Better Bike Plan 2025: A win for residents, equity and the environment

Graphic illustration by Shamita Gurusu

The Better Bike Plan 2025 strives to make biking in the city of San Jose more equitable, convenient and comfortable.

Shamita Gurusu, Business/PR Manager

On Oct. 6, the San Jose City Council unanimously passed the Better Bike Plan 2025 (BBP 25). Through this plan, the city of San Jose will build a 550-mile network of bike lanes, boulevards and trails connecting 190 square miles of the city. Within this network, there will be 100 miles of bike boulevards, 100 miles of off-street trails and more than 350 miles of protected bike lanes.

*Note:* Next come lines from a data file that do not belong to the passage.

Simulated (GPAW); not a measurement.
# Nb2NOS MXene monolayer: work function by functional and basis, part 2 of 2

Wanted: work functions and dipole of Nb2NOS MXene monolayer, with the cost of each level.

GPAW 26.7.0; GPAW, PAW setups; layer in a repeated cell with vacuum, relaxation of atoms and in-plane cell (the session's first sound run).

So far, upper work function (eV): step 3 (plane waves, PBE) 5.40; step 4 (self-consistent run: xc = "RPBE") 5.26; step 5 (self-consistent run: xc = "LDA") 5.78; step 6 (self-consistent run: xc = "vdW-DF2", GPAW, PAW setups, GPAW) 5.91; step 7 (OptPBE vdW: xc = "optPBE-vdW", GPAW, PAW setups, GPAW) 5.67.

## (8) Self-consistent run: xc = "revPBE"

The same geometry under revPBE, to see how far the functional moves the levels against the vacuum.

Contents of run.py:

The project is estimated to cost between $250 to $420 million. The predecessor of the BBP 25, the Better Bike Plan 2020 (BBP 20), has built 392 miles of on-street bikeways and 63 miles of trails since its adoption in 2009. With the BBP 25 adding a total of 550 miles of biking network, 95 miles more than that of BBP 20, the price of implementing BBP 25 will be much higher. 

The San Jose City Staff started formulating the BBP 25 in December 2018 and developed the plan with the help of the San Jose Bicycle and Pedestrian Committee, a technical advisory committee, along with public input and collaborative discussions with community-based organizations through the process. For example, Latinos United for a New America and Vietnamese Voluntary Foundation helped ensure that the interests of minority groups were being taken into account during planning.

Other organizations involved include those focused on making positive environmental impacts, such as Veggielution, a San Jose community farm uniting people of different backgrounds  through their green spaces in the city. Their input was crucial as their goal — making San Jose a green city — aligns with those of the policy makers behind BBP 25. The diverse team that created the plan ultimately came up with four main goals for this new policy: to make biking more safe, comfortable, convenient and, most importantly, equitable.

“[The BBP 25] is a huge step toward making the city more environmentally friendly because I know that a lack of safe bike paths is a big reason as to why a lot of people don’t bike,” said Charu Vijay, a Lynbrook class of 2020 alumna pursuing environmental engineering at Tufts University.

Currently, many underprivileged communities are not able to bike as a means of commute due to the lack of continuous bike paths through the city. By formulating a more equitable plan to increase access among people in communities that do not already have access to bike paths, the BBP 25 hopes to increase the amount of people that commute via bike and make the city more environmentally-friendly.

With more people biking in the city of San Jose, the city will produce less greenhouse gases, less air pollutants and less noise pollution. In the long term, increased bike commute in the city could also lead to the construction and maintenance of fewer parking lots and freeways and consequently preserve green spaces in the city by preventing their development. 

As of October 2020, only 1% of commute trips in the city of San Jose are made by bike and only 3% of people in the city reported biking as their primary way of commute to work. Of those who commute to downtown San Jose, 4% report using their bikes as their mode of transportation. Even though these numbers may seem insignificant, bike commuting is slowly gaining popularity in San Jose, as seen by the 28% increase in commute trips made by bike between 1990 and 2017. With the BBP 25, San Jose hopes to achieve a 15% increase in travel by bike by 2040 and a 20% increase in bike commuters by 2050. 

The BBP 20 added independent bike lanes on Johnson Avenue, making it safer and more convenient for Lynbrook students to bike to school on the busy road. The BBP 25 will be adding bike paths around additional schools with prominent roads like Johnson Avenue, thus increasing the overall safety around more San Jose schools and encouraging more students to take eco-friendly means of transport to school.

“I think this bike plan could be extremely effective in the aspect of school safety,” junior Archana Pisupati said. “I hope to see more eco-friendly projects like BBP 25 in the future.”

With the BBP 25, San Jose hopes to advance in improving equity, comfort, convenience and safety for bikers, ultimately getting one step closer to an eco-friendly city.